663 S.W.2d 2 | Tex. App. | 1983
ORIGINAL ACTION CONTEMPT
This is an original contempt action.
On January 24, 1983, Relator, as lessee, sued Respondents, as lessors, seeking, in addition to other relief, an injunction prohibiting lessor from evicting him from the leased premises. After hearing, the District Court temporarily enjoined lessors from “... evicting or in any manner dispossessing the Plaintiff, Leroy Kliebert d/b/a Southampton Home Improvement Center, in part or in-whole from the Lease Property.” Lessors promptly appealed. Before the appeal was heard, Lessee filed a Motion Complaining Of Contempt alleging that Respondents violated the Temporary Injunction because they have “established a surveillance of and have taken photographs of the appellee, his business and his customers” and have “erected three signs in the parking area which is part of the Lease Premises and which signs prohibit Leroy Kliebert d/b/a Southampton Home Improvement Center, and his customers from using the three most westerly parking spaces of the Leased Premises.... ” While retaining jurisdiction of the contempt matter, we directed the District Court to take and hear evidence.
It is undisputed that this court may exercise contempt powers when the contempt proceeding is instituted after the jurisdiction of this court has attached. Ex Parte Werblud, 536 S.W.2d 542 (Tex.1976).

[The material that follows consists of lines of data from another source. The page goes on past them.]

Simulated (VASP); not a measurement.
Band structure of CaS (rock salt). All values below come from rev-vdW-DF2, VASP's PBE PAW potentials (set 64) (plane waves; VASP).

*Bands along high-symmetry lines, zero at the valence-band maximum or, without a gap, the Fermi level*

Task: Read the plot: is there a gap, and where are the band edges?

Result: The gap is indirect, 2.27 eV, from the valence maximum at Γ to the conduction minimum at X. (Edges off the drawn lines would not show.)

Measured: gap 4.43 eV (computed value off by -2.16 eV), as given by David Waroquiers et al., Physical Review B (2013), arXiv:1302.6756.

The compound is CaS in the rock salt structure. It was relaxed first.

An injunction, must be definite, clear and as precise as possible, and when practicable, it should inform the defendant of the acts from which he is restrained without calling on him to make inferences or conclusions about which reasonable persons might well differ. Ex Parte Slavin, 412 S.W.2d 43 (Tex.1967). Ex Parte Hodges, 625 S.W.2d 304 (Tex.1981). Because one, of the main issues in the case pending in the District Court concerns whether and to what extent the parking places are included in the leased premises, the area covered by the Temporary Injunction is not so definite and certain as to allow the actions with regards to the parking places to be enforceable by contempt. The allegations of “surveillance” and taking photographs are not acts sufficient to evict or dispossess the lessee.
We find that the Temporary Injunction was not violated. The relief sought is denied.